11 Replies Latest reply on Feb 4, 2019 7:57 PM by Alex Kerin

    Window sum

    Alex Kerin

      In the attached workbook (Superstore) I've created tables of customer counts of when the customer first ordered something, and last ordered something - it's the beginning of a churn calculation (if a customer hasn't ordered something in the last x months, we consider them churned). So, in March 2017 we had 6 customers order for the first time (Month of First), and 2 customers who never ordered anything again (Month of Last).

       

      What I want to do is have a table like this:

       

      Month First time customer countLast Time Customer Count
      March 201762
      April 201772
      May 201775
      and so on

       

      I can begin to create this via table calculations (see totals sheet), but have to find the correct cell that lies along the diagonal intersection of first month and last month:

       

       

      Any idea how I would collapse this so that I only show one column for each date and has the number that's at the intersection currently?

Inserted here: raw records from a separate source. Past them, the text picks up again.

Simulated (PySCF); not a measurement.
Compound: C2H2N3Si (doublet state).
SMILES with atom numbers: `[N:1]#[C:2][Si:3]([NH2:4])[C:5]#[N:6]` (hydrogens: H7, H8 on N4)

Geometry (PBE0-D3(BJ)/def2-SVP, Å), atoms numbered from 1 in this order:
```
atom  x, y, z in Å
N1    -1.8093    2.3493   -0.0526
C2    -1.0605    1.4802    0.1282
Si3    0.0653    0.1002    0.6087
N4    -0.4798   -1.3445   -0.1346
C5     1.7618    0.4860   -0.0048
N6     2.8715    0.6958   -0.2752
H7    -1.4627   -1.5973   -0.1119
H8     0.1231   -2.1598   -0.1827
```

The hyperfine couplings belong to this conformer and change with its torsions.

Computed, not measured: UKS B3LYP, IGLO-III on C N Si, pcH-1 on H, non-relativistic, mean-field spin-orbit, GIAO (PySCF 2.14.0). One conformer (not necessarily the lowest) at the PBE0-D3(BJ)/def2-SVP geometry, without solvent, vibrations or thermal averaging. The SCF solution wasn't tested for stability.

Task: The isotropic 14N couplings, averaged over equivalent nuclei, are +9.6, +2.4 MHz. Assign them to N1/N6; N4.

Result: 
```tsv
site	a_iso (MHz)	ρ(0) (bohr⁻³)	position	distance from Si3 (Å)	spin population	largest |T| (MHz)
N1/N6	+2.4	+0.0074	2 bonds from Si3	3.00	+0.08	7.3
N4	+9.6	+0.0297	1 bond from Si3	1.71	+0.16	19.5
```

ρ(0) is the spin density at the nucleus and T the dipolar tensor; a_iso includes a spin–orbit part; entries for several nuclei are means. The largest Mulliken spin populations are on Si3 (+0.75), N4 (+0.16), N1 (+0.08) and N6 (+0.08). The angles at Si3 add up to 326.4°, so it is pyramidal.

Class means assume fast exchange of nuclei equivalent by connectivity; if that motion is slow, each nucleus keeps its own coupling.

        • 1. Re: Window sum
          Hari Ankem

          Is this the expected output?

          1.png

           

          If yes, then all I did was to include the distinct customer count only in the Text Marks.

          1.png

          • 2. Re: Window sum
            Alex Kerin

            I don't want the data spread over the columns - I want just one date field in the view - like the table example I posted. Thanks for looking though.

            • 3. Re: Window sum
              Hari Ankem

              You have 2 different dates and they can span different periods of time. Ideally, we would need to pivot it to get the dates into a single column, but in this case pivoting would not be possible. So, you can look at joining the data with a unique list of months and proceed from there.

               

              Here is the output of what I have now:

              1.png

              I have joined the data with a unique list of months as shown below:

              1.png

               

              And created the following calculated fields:

              First Time Customer Count:

              COUNTD(IF [Months]=DATETRUNC("month",[Customer First Order]) THEN

                  [Customer Name]

              END)

               

              Last Time Customer Count:

              COUNTD(IF [Months]=DATETRUNC("month",[Customer Last Order]) THEN

                  [Customer Name]

              END)

               

              Attached the data file I have created for unique months and the updated workbook.

               

              Hope this helps now.

              • 4. Re: Window sum
                Alex Kerin

                Thank you Hari - I suspect a cross-join may be the only answer. I was hoping there was an LOD method around this. As I don't want to increase the row count (your cross-join increases the rows from ~10,000 to ~480,000), I'll probably use custom sql to return the last order date for every customer and join on the customer name.

                 

                EDIT: Though actually I don't think my suggestion will work

                • 5. Re: Window sum
                  Hari Ankem

                  OK. Anyway, since you have a solution now, you may want to close this thread.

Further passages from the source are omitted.